How strong is your password?

For about a month, someone has been regularly attempting to hack my personal Google account. I can’t do anything to prevent them from trying to hack my Google account. My only defense is to have a good password.

To help me select a strong password, I found a handy website that estimates how long it would take for an average desktop computer to crack a password. It’s called www.howsecureismypassword.net.

How Secure is my Password

How secure is my password?

I’m a system administrator and have a habit of maintaining strong passwords. Checking the strength of my Google password, I found it would take 238 quadrillion years for the average desktop computer to crack. Take that you nefarious Google-account hacker!

How secure are most user passwords?

Curious, I decided to running some tests on other passwords using this tool. These tests slowly increased complexity and length.
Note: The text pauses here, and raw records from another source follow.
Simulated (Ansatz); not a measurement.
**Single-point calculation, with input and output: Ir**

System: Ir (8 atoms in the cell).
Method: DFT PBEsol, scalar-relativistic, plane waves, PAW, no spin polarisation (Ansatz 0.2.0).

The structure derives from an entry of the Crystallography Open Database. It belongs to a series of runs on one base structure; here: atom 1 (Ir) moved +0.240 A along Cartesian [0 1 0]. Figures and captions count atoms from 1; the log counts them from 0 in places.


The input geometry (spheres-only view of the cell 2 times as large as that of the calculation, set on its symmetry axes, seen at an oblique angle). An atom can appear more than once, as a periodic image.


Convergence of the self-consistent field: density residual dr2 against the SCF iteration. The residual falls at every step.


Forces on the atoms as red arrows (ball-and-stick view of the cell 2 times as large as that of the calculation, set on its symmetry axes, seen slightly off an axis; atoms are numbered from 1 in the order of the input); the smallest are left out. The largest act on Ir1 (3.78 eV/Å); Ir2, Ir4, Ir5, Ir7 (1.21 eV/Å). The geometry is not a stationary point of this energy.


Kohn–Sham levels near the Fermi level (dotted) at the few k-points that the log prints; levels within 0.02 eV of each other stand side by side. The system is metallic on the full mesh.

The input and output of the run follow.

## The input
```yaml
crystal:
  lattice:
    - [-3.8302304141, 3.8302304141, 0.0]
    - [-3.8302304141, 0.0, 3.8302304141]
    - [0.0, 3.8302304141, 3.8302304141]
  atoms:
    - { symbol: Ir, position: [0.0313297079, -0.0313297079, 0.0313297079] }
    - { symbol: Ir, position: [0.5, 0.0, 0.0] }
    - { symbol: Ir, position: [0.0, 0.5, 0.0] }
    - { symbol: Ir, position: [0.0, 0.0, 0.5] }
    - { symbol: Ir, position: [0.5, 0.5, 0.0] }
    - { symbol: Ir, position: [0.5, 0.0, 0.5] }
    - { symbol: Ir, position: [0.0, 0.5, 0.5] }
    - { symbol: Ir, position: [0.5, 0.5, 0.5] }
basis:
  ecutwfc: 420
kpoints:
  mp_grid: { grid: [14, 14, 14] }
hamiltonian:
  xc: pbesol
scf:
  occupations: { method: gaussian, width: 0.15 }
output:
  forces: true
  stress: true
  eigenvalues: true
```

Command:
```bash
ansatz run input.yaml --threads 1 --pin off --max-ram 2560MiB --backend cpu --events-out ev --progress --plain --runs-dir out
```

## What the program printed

  • 0.0456976 seconds to crack “easy” (4 characters)
  • 10 seconds to crack “12340987” (8 numeric characters)
  • 13 minutes to crack “abcdefg” (8 lowercase characters)
  • 61 days to crack “AbcdEfgh” (8 mixed-case characters)
  • 252 days to crack “Abcd1234” (8 mixed-case alphanumeric characters)
  • 3 years to crack “Abc123!@” (8 C0mp!ex characters)
  • 17 thousand years to crack “Abcd1234!@” (10 C0mp!ex characters)
  • 100 million years to crack “Abcd1234!@#$” (12 C0mp!ex characters)
  • 42 trillion years to crack “Abcde12345!@#$%” (15 C0mp!ex characters)

Length Matters (at little cost)

Although complex characters help, password length provides the most value at very little cost (the time it takes for me to type a few more characters).

Let’s say that my password is 15 characters long, that I type 240 characters a minute (4 characters per second), and that I type my password 10 times a day. Knowing this, I can calculate that …

  • An 8 character C0mp!ex password would require 20 seconds of my time per day and would take 3 years to crack
  • A 12 character C0mp!ex password would require 30 seconds of my time per day and would take 100 million years to crack
  • A 16 character C0mp!ex password would require 40 seconds of my time per day and would take 3 quadrillion years to crack

Increasing a 15-character password to 16 characters would require 2.99800 × 1015 more years to crack.

How easy is it to crack most user passwords?

It’s rather easy if you have physical access to their computer. Tools like Ophcrack come as a live Linux CD with prepopulated rainbow tables and can crack user passwords without even installing any software.

Lesson

Add some complexity and length to your password to greatly improve its strength and the security of the systems your password is designed to protect.